To understand and predict changes in the climate system, we need a more complete understanding of seasonal-to-century scale climate variability than can be obtained from the instrumental climate record alone. So, several decades ago, paleoclimatologists began constructing a blueprint of how Earth's temperature changed over the centuries before 1850 and the widespread use of thermometers.

Out of this initial work emerged a view of the past climate based on limited data from tree rings, historical documents, sediments, and other proxy data sources. Today, many more paleoclimate records are available from around the world, providing a much improved view of past changes in Earth's temperature.

A Perspective on Climate Change

From the paleoclimate perspective, climate change is normal and part of Earth's natural variability related to interactions among the atmosphere, ocean, and land as well as changes in the seasonal amount of solar radiation reaching Earth. The geologic record also includes a variety of evidence for large-scale climate changes. For example, warm-climate vegetation, dinosaurs, and corals living at high latitudes about 90–120 million years ago indicate globally warm conditions at that time.

A Perspective on Glacial Cycles

Paleoclimate data has also shown that glacial cycles, a pattern of ice ages and glacial retreats lasting thousands of years, dominated the climate of the past two million years. During the peak of the most recent glacial cycle—about 21,000 years ago—massive terrestrial ice sheets extended over large parts of North America and Europe, reaching as far south as New York, Chicago, and Stockholm. And, at that time, the global temperature was about 9°F colder than it is today.

Since the end of the last ice age over 10,000 years ago, the planet has undergone smaller changes in climate. Warming during medieval times and cooling during the “Little Ice Age” a few centuries ago dominated the last millennia.

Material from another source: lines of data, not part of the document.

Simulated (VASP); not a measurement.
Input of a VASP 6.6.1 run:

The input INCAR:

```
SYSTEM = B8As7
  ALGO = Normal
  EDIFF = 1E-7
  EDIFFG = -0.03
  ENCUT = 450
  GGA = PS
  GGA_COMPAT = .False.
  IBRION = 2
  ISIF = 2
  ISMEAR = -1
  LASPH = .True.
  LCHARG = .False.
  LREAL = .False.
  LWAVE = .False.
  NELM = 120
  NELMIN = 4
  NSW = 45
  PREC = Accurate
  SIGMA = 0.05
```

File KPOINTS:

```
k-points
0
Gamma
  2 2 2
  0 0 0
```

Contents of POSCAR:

A Perspective on Changes in the Atmosphere

Paleoclimatology also puts recent changes in the atmosphere and climate into perspective. For example, gas bubbles trapped in ice cores tell us that atmospheric carbon dioxide levels are now significantly higher than they have been over at least the last 800,000 years.

Prior to the Industrial Revolution, when humans began burning large amounts of fossil fuels, carbon dioxide levels varied between 180 to 280 parts per million across glacial and interglacial cycles. Today, in 2017, carbon dioxide levels have reached over 407 parts per million.

A Perspective on Global Temperature

Paleoclimate records from multiple proxies also indicate that global temperatures, which have risen with atmospheric carbon dioxide levels, are now higher than at any point in the last 1,500 years. Our planet has likely not been as warm as it is today since over 5,000 years, when changes in Earth’s orbit increased temperature in some parts of the world.

What is especially remarkable is that the long-term cooling trend that has existed over the past 5,000 or more years has reversed abruptly. And, global temperatures have risen from the coldest to near the warmest levels of our current interglacial period within the last century.